(FILES) In this file photo taken on February 18, 2015 a British Airways 747 aircraft flies over roof tops as it comes into land at Heathrow Airport in west London. Plans for a third runway at Heathrow airport are set to be approved by ministers on June 5, 2018. / AFP / Justin TALLIS Image Credit: AFP

Living in the UAE, it’s hard to imagine any impediments being placed to the expansion of airline services. Both Abu Dhabi and Dubai act as global hubs, providing air transport links to virtually every corner of the globe. Indeed, it’s been estimated that in Dubai alone, the aviation sector accounts for approximately one-third of the emirate’s gross domestic product (GDP).

In London, a string of Conservative governments and business interests has been attempting to add a third runway to Heathrow Airport. Indeed, the plans were first mooted as far back as 1968 and now, five decades on, Europe’s busiest airport is still trying to come to grips on how to expand.

For the record, London is served by the two runways at Heathrow with its five terminals, one runway and two terminals at Gatwick, a runway and terminal at Luton, and a runway and terminal at Stansted. Charter flights also use Eastbourne on the south coast and Southend, on the Thames estuary. There’s also a small single runway and terminal, London City, close to the office complexes at Canary Wharf, although the size of aircraft using this is limited to smaller commuter jets and turboprop aircraft.

Right now, Heathrow is operating at full capacity, with slots — landing and take-off spaces — operating at close to 99 per cent capacity. In other words, given the operating time constraints, noise and air quality environmental regulations, its finite capacity and political sensitivities, Heathrow as it stands now can’t handle any more flights on its two runways. The recent Royal Wedding at neighbouring Windsor, for example, meant that for Prince Harry and his bride to have a picture-perfect afternoon, flights out of Heathrow had to be curtailed and diverted elsewhere over the capital, with a knock-on effect for air passengers.
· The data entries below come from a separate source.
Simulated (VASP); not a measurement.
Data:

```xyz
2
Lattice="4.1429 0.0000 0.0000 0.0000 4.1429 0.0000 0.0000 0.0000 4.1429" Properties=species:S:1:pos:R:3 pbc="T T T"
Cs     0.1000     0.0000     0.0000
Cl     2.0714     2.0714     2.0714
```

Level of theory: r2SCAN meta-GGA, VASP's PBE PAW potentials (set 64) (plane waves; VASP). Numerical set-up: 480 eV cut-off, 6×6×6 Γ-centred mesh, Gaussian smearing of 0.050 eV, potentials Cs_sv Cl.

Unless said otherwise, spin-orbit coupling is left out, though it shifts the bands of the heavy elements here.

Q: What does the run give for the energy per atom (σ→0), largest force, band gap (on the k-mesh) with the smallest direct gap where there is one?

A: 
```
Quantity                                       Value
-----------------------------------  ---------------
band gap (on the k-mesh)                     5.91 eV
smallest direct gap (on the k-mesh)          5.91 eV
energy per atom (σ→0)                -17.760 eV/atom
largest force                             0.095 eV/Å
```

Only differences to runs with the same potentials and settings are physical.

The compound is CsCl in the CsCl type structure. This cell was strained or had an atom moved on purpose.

Over the past decades, various solutions have been offered up to try and solve the vexing issue of expanding Heathrow or finding other alternatives. And when the current UK Foreign Secretary Boris Johnson was Mayor of London, he proposed building a purpose-built new airport in the middle of the Thames estuary similar to Hong Kong’s new island airport. Needless to say, that didn’t fly. As the Member of Parliament for Uxbridge and South Ruislip that is deeply affected by flight paths, noise and air traffic, he is vehemently opposed to any third runway at Heathrow — perhaps almost as he is opposed to the UK remaining in the European Union.

Plans for a second runway at Gatwick failed, largely in part because the airport on the motorway between London and Brighton is too far out of the city, is awkward to get to and its two terminals are overcrowded. Similarly, Luton is pretty much used for charter or budget airline flights and is regularly voted the UK’s worst airport in consumer surveys, while Stansted is in the middle of nowhere, is served by budget airlines almost exclusively, and has a train link to central London that works. For those who drive there, however, it necessitates weaving a path through the east end — at least an hour and 20 minutes if traffic is good, and it rarely is in London.

Realistically, after five decades of study, reports, investigations, committees, public consultations and input from private and public partnerships, the only realistic way forward for Heathrow is that third runway. Last week, most likely in an attempt to divert the public’s attention from the chronic state of the UK’s railways, rising fares, failed regional franchises, regular strikes and industrial action — combined with a reorganisation of train timetables that has gone disastrously wrong — Transport Secretary Chris Grayling announced that senior ministerial colleagues had agreed to finally go ahead with the third runway, with a parliamentary vote on the issue likely before MPs head off on holidays and parliament goes into recess.

Finally, that expansion appears to be closer than at any time since 1968... but there is turbulence ahead despite the years of false starts and delays.

The last time Heathrow was expanded was in 2008 with the opening of Terminal 5, exclusively for the use of British Airways. And that was a fiasco. For weeks, passengers’ bags went missing, security lines were a nightmare, and chaos reigned.

Still a pie in the sky

If British MPs approve the £14 billion (Dh68.7 billion) proposal, work could get underway by 2021 and the first plane could land on the third runway by 2026 — eight years from now in post-Brexit Britain. The parliamentary vote is by no means a certainty, however. The main opposition Labour party may oppose the expansion, joining with a number of ruling Conservative MPs who are also opposed to the expansion. Even then, any delays to the planning process could delay the start date beyond 2022 — and that’s when a new general election is due in the UK, if the minority Conservatives can hold on that long in the face of the Brexit mess. A new government could indeed stop the process of expansion, putting the whole thing back to where the Brits have been for the past 50 years.

The last time Heathrow came this far to growing was in 2009 when the government gave it the green light. Oh, then there was that little thing of a general election months later — when the new government cancelled the plan and put everything back to square one, and not for the first time. Three years later, under pressure from the business lobby and airlines themselves, that same government set up the Airports Commission — an independent body that was to look at the issue. That took three years to recommend the third runway over Gatwick’s expansion — and deep sixing Johnson’s island fantasy — and now three years later after more study, political talks and consultations, there will be a Commons vote.

When it comes to Heathrow, nothing happens even slowly. That 2008 expansion with the opening of Terminal 5? An inquiry sat for four years to deliberate it, then it took another eight years to become a reality.

The reality on the ground is that flight delays should be expected on that 2026 completion. For now, it’s pie in the sky to think otherwise.